Wednesday, June 15, 2016

Some thoughts on Counterpoint, and a website

There is a fine website devoted to organ improvisation: www.organimprovisation.com

It is curated by Glenn Osborne, a fellow graduate of Westminster Choir College, and (from his audio/video clips) highly skilled in this discipline.

His current blog essay (May 27, 2016) describes his visit to WCC for an alumni reunion and their impressive graduation ceremonies, with a suggestion – practicing improvisations with a metronome to ensure a steady beat and tempo, just as the organist at WCC used the metronome [in live performance!] to control tempo during the long entrance procession.

I need such work as this.

Osborne’s focus this spring has been Counterpoint. Like me, he places high value on the classic treatise Gradus ad Parnassum (J. J. Fux).

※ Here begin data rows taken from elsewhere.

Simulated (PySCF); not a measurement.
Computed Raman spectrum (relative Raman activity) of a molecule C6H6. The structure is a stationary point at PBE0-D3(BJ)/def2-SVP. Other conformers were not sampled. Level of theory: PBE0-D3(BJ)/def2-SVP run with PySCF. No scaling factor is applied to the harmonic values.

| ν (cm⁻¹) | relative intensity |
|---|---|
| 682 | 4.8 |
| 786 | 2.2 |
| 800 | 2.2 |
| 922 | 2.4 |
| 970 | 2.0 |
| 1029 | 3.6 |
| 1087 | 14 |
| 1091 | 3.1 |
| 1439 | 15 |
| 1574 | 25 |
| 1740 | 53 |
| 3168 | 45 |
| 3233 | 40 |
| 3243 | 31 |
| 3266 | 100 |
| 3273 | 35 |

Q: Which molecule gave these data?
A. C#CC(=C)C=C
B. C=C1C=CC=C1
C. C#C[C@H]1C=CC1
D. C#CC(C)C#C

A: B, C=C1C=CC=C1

Often, he puts a twist on it, such as this (from April 11, 2016: “Introducing Dissonance,” with my comments)
I don’t necessarily remember where I got the idea, but one of the foundational ideas of the instruction I received in improvisation was that there are no wrong notes when improvising. [Cassi’s comment: I first heard this from Gerre Hancock, and in general it is true. But not always.] Why then do some notes sound wrong? … I believe the simple answer is that these wrong notes make a change in the level of dissonance. [Cassi again: this is an essential concept for making an improvisation sound like a unified piece – establish a level of dissonance, anything from pure Common Practice to late Romantic chromaticism, or any number of twentieth century models. Then maintain that style throughout the piece, using slight changes in the level of dissonance to help delineate the form. A chord or progression of chords that is outside of the given style will sound (and be) "wrong."]
……………
The study of counterpoint introduces dissonance in a very systematic and controlled way. First species allows no dissonance. In the language of Palestrina, this limits us to thirds, fifths and sixths using notes within the mode. If we wish to develop a more modern sound, what if we did first species using only seconds, fourths, and sevenths?
What a terrific idea! Treat any intervals, such as the seconds, fourths and sevenths that he mentions, as the “consonant” intervals, with thirds, sixths, octaves as “dissonance.” For practice purposes, of course: there are good reasons why in Real Music it is the other way around, with unisons, fifths, thirds and sixths as consonances. But such work would increase one’s control of dissonance in a non-traditional tonal context.

One could spend a lot of time working in this manner, and it opens lots of related possibilities. As Mr. Osborne writes elsewhere, Fux works within the traditional church modes (Dorian, Phrygian, Lydian, Mixolydian). But there is no reason the tools of Species Counterpoint could not be applied within any other harmonic context – Messiaen’s Modes of Limited Transposition, for example.

Later in this essay, Osborne writes:
In my first days as a student, I spent an entire year (or two) on two voice counterpoint working slowly through the levels of dissonance and species.
So did I. I was not formally a student by then, but I was seeking a path and found the going equally slow. As I have written elsewhere, I never made it past two-voice counterpoint. I hope I can make further progress someday.

From the Gradus (as quoted by Osborne in his essay for April 4, 2016):
Aloysius [the fictional Teacher in the dialogues] – But are you not aware that this study is like an immense ocean, not to be exhausted even in the lifetime of a Nestor? You are indeed taking on a heavy task, a burden greater than Aetna.
This is both a challenge and a joy. With music, as probably with any worthwhile human pursuit, there is no end to it. There is no point where one can look back and say “I have mastered this.”

The best we can hope for is to say: “I am making progress.”
"I don't have time" is, however, not a valid excuse, though I say it often enough to myself and others. The limits to our time are one of God's more subtle gifts; they force us to make choices. That, in turn, demonstrates what is important to us. If you will, God "puts us to the test" in this manner, to see how we will use the time He gives us. (from this essay)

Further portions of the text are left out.